Since Barack Obama's speech six months ago, the Muslim world has begun to lose hope in the United States. But it's not too late ... yet.
Six months after U.S. President Barack Obama's widely heralded speech in Cairo, young people in the Middle East are beginning to lose patience with his administration. That's bad news for the hope that the United States might mark a new beginning with Muslim communities. From Marrakesh to Tehran, two out of every three people in the Middle East are under the age of 30. To a very large degree, the future of U.S. relations with the Muslim world rests in their hands.
Last month, I traveled to Lebanon, Jordan, and Egypt to speak with some of the region's top young civic leaders about U.S. policies and their recommendations for the Obama administration. I arrived well aware of how important their opinions are; wherever young people's hopes are overwhelmed by frustrations -- whether the inability to land a job or the visceral sense that theirs is a world of repression and injustice -- the United States and its allies will be less secure. And here's what I heard: While the president's election and speech in Cairo were surprisingly well-received, the administration's glaring lack of follow-up has led to mounting disappointment.
Across the Middle East, Obama elicited surprisingly positive responses in public opinion surveys early in his administration, and Middle Eastern youth were particularly receptive. They saw in his identity as much as in his words the hope of change.
By now, however, disappointment is beginning to set in. The president's inability to rein in Israeli settlements in the months since the Cairo speech is one chief complaint. But there's more. In that message, pointedly directed at the region's people and not just their governments, Obama also raised four key "human dignity" issues: democracy, religious freedom, women's rights, and development. Since then, the administration has done almost nothing to back those words up with actions, a fact that has not gone unnoticed.
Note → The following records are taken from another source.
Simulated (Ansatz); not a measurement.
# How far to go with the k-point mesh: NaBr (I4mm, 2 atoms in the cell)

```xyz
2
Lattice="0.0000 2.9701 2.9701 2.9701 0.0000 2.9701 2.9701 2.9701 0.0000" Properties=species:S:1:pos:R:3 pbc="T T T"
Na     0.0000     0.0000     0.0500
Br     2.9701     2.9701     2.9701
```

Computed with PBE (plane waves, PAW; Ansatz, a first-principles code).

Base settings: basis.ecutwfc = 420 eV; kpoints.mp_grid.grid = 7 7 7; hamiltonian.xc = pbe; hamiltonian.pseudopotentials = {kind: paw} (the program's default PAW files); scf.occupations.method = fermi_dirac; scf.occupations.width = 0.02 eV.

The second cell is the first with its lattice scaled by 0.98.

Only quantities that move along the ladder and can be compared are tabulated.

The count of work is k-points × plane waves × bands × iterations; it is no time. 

To be fair, the United States faces an uphill battle. Authoritarian leaders from Morocco to Tunisia to Jordan, each bent on staying in power indefinitely, have worked diligently to close down rallies, civic organizations, and any hint of political space in recent years. The situation worsened after Washington downgraded its diplomatic support for democratization in the region in mid-2006 after Hamas narrowly won elections in the Palestinian territories. Three years later, Washington finds itself with fewer civil society partners than it might have otherwise had.
Unfortunately, rather than standing up to such authoritarians to try to reverse the tides, Obama seems to be caving to pressure. Strongman leaders such as Egypt's Hosni Mubarak and Iran's Mahmoud Ahmadinejad bet that, because of their importance to U.S. diplomatic goals in the region, they could pressure the White House to reduce its support for civil society groups in their respective countries.
The administration complied. In its budget proposal for fiscal year 2010, passed Dec. 13 by Congress, the administration requested significant cuts in democracy and governance aid for civic groups working for change in both countries. And in Egypt, the administration appears now to have agreed that aid programs will fund only groups the Egyptian government has officially approved. Those moves come in stark contrast to the Cairo speech, which paired concern for human dignity with a rejection of the idea that democracy can be promoted by force. Unfortunately, in all but words, the administration is coming up woefully short.
Consider the follow-up speech U.S. Secretary of State Hillary Clinton made last month at a regional summit in Morocco. Clinton explained to her audience that though the Cairo speech was intended to launch a comprehensive new beginning between the United States and Muslim communities, the administration had decided, upon further reflection, that it would focus on only three areas of development: entrepreneurship, science and technology, and education. Democracy, religious freedom, and women's rights did not appear as part of the Cairo follow-up plans.
If one takes the charitable view, we might commend the administration for finding "shovel-ready" projects. By focusing on entrepreneurship, science, science and technology, and education, the administration found initiatives that got Arab government support. But there's a problem here that the region's young people quickly point out: The easy targets aren't necessarily the important ones. While Clinton correctly highlights jobs as a key issue in the Middle East -- particularly jobs for unemployed youth -- Washington does the region no favors by offering an entrepreneurship summit, one of its new initiatives, while avoiding the root problems hindering business such as political decay and corruption. The United States will need to do far more if it hopes to demonstrate a sincere commitment to encouraging broad-based development of the sort that actually affects people's lives.
My conversations with young activists in the region continue to give me hope that the Obama administration has a unique opportunity to shift perceptions of the United States among youth in the Middle East. But doing so will require effective new initiatives on the goals the president raised in his Cairo speech, including democracy, religious freedom, women's rights, and development. And it will require sustained efforts to listen and respond to the region's people -- not just their governments.